By: Sally Aquire - Updated: 20 Nov 2012 | comments*Discuss
 
Adapting To Different Road Surfaces

Different road surfaces generally mean that you have to alter your driving style to be able to drive safely, as they can affect the handling and control of your vehicle. For example, driving on roads that are wet or oily require you to drive more carefully to stay safe.

Wet or Oily Road Surfaces

It is easy to skid or go off the road when driving on wet or oily road surfaces, as there is reduced grip. Skidding and sliding usually happens when you are travelling too fast and lose control of your vehicle. It can also happen on these types of road conditions if you try to brake suddenly, as the reduced grip makes this dangerous.

Because of this, you should take care when driving on these surfaces to avoid the chances of an accident. This is particularly important when taking corners, as there is an even bigger chance of your vehicle leaving the road.

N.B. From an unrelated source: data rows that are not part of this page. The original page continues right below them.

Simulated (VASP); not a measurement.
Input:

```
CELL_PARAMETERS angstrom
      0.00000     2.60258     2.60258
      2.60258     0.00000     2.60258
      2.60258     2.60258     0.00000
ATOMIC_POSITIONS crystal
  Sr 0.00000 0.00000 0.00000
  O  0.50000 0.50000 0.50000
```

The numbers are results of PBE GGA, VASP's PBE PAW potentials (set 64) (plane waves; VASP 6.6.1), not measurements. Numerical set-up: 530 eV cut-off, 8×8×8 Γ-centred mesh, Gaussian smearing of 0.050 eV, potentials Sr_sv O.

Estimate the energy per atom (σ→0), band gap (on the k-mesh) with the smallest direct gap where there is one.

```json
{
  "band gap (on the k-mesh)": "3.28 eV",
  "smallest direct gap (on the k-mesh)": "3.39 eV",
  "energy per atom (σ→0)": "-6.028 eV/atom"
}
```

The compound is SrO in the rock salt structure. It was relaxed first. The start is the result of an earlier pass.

Braking in these conditions is different from normal. You should avoid applying too much pressure to the brakes; gentle braking well ahead of when you definitely need to slow down will enable you to slow down enough to keep control of your vehicle when going around corners.

Sandy Roads

If you have to drive over road surfaces that have sand on them, you are likely to lose traction, which can affect the overall handling of your vehicle, and your ability to control it. These will often happen if you accidentally run onto the very edge of the road surface (especially on country roads). You can deal with this by letting your tyres down a bit so that there is more tyre in contact with the road, but be careful when doing this, as you still need to be in line with the air pressure guidelines to avoid getting into trouble with the law. Remember to re-adjust the tyre pressure after you have left a sandy road, or you will run into further problems.

Poorly Maintained Roads

These are common in rural areas, as it may not be possible or practical for roads to be repaired or resurfaced regularly. Be prepared for uneven road surfaces and potholes in the road. There may also be fallen branches and other vegetation on the road that you need to keep an eye out for. You should drive carefully and at a sensible speed so that you can be aware of hazards related to the road surface before they could contribute to an accident, and react to them safely (for example, steering around potholes in the road). For more advice on driving in rural areas, see our article 'Driving on Country Roads'.

Adapting your driving skills to adjust to driving on different types of road surfaces is an important skill to have with regards to have maximum control of your vehicle. If you drive as you would normally do on other road surfaces, you can easily run into trouble. Skidding, sliding and leaving the road are common occurrences when drivers fail to adjust to the changed conditions.